The standard Survival game mechanics are thematically incoherent.

First, I don't think I buy your argument that these things are at odds with one another.

A lot of these games don't actually have that large a world. Most are bounded and are ultimately not that that big. And a lot of your argument isn't even about how these qualities are at odds - it's just a sustained, blanket argument against hunger and thirst mechanics in general.

As others have said, it sounds like you don't actually want a survival game. What you want is an exploration game with some of the trappings that have become common to "survival" games - you explicitly do not want mechanics that require you to gather resources to survive and that sort of precludes survival games.

You want an exploration game with things like the sort of crafting you see in survival games. Which is a pretty reasonable thing to want. I suspect we'll see more of that kind of thing soonish too. It's bound to happen.

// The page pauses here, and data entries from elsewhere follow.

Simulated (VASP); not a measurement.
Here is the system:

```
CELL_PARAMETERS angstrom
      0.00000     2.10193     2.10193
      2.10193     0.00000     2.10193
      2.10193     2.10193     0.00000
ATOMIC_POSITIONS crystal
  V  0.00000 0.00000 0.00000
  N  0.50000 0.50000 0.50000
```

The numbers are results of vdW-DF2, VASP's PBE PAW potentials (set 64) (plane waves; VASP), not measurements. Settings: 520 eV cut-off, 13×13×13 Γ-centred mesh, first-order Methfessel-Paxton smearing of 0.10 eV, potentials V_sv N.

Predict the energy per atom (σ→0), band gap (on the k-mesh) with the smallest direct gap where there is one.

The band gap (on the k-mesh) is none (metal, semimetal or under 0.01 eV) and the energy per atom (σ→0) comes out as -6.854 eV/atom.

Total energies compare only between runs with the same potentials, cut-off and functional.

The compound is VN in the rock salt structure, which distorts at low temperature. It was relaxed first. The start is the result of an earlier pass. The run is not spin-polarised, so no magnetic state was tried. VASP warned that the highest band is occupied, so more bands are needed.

I suspect we'll also see more survival games that do emphasize nomadic gameplay. The problem there is that it can start to feel pointless - if everything you do is just temporary before you move on and have to start over, that doesn't make for a very compelling experience. It's probably possible to add variety through new challenges and a little bit of progression, but that's a very tough thing to design, especially since no one has really done a great job of it yet - there are no real examples to look to.

But that's not at all required for a survival game. That's just a different type of survival game. You could still easily make a very compelling survival game focused on a single building. A huge map and exploration of new areas aren't necessarily key elements. Imagine a single building, you're barricaded in on the fifth floor, and you have to go up to the roof to fix a leak and you don't know what caused it. Or you need to venture downstairs to scavenge for a pipe fitting and you don't know who or what has gotten into the apartments down there since you were last there. That's plenty compelling. The key to the survival element is that different areas have different uncertainty about safety - you know your base is relatively safe, but you don't know how safe you are in various other areas and you have to try your luck and/or try to reduce your uncertainty or prepare for possible problems.

On the other hand, I think there are problems with survival games. The biggest one is that no survival game has yet built a very compelling "endgame".

If you go play Rust, the most compelling part of the game by far is the first few nights. The most breathtaking moment I've ever had in a survival game was my first night in Rust - I built a fire and a hut in a clearing, ventured out into the grass to collect more wood for the fire, and heard something. I crouched in the grass, unmoving as someone walked into my little camp with a weapon, went through all of my things, and searched around for me. It was a visceral experience. Trying to find the things I needed to survive in that state of constant fear, trying to be as quiet and unobtrusive as possible, was incredible.

And then you build a decent fort, you get guns and armor and...suddenly the game is all about "raiding". It's not a survival game anymore. Everyone can easily survive. People are just killing one another and invading each other's homes because there's nothing else to do. You might as well just go play Counter Strike. At best, the satisfaction you get from winning is the satisfaction of forcing someone else to start over from scratch - which isn't usually a very sportsmanlike attitude to be fostering.

I'm honestly not totally sure that survival games should have an endgame. Maybe they should be like single-player games where you hit a point and you've beaten them and that's it and you can restart if you want to do it again.

I would be very interested to see someone make one of these modern survival games, but something more in the vein of Oregon Trail - an incentive to move (that being the victory condition), a risk of not moving fast enough, progression that renders certain obstacles unproblematic, but they're replaced by new obstacles to contend with.

I strongly suspect the "survival" genre is going to see a three-way split. We're going to see actual survival games where that survival experience is the primary goal - more like the Oregon Trail situation. We're also going to see games that ditch many of the survival mechanics and are more about exploration - they keep the crafting and all that, but the crafting is about increasing your capability to build and explore, not about subsisting. And we're going to see games that ditch the initial "survival" phase of these current games and cater to a more-fleshed-out persistent base-building and "raiding" game.